Wednesday, July 10, 2013

It's been a month now, and no word from my Mother...

I know that this is going to sound crazy, but I'm feeling a little weird right now because my Mom, who passed away on May 17th, has not been in touch with me since her death.

She knew I was a ghost hunter for almost a decade, and I had asked her that if there were any way possible to do so, that if she could try to contact me after she passed away, if she would do so.  At the time, she told me she would.  Whether or not she remembered that at the time of her passing, I do not know.

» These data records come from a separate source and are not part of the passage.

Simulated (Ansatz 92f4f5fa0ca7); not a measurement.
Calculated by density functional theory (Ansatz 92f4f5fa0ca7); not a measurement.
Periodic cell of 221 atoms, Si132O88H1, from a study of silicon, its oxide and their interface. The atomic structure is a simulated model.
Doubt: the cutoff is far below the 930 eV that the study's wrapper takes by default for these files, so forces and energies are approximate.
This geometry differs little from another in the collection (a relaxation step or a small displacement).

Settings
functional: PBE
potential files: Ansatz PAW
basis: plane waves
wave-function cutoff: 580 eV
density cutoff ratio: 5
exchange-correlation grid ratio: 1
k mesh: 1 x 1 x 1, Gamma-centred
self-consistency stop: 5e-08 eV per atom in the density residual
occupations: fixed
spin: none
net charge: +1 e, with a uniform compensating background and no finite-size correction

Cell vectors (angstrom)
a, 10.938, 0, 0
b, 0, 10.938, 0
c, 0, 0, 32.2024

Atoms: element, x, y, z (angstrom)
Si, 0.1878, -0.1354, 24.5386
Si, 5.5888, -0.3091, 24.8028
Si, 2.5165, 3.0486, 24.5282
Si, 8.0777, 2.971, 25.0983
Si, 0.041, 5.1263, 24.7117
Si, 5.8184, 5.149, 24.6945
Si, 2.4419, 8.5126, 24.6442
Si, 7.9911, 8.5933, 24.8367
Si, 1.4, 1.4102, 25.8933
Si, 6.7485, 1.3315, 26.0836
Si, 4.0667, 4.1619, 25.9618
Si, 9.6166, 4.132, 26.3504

This isn't the first time that this has happened to me though.  When my significant other, Alan, passed away in 2006, I had asked him to do the same.  One night about six months after his death, I had a dream in which he came to me and told me that he was at peace, and that everything was alright.  The dream disturbed me so much because I could tell that he truly WAS at peace.  It seemed that nothing phased him.   Alan had always been a fiery and fiesty individual with a fervent zest for life.  That wasn't the person that came to see me in that dream though.  That person was so very calm, collected, and full of love that it just didn't seem right, even though I knew it was.  I still harbour so much guilt about his death and the things that lead up to it though that I have a hard time believing that my Alan would be that calm about it!

Still, since my injury in 2006 and my subsequent growing dependency on pain killers, I feel I may have lost some of my sensitivity to these kinds of things.  I still watch, hopeful, but nonetheless see very little these days.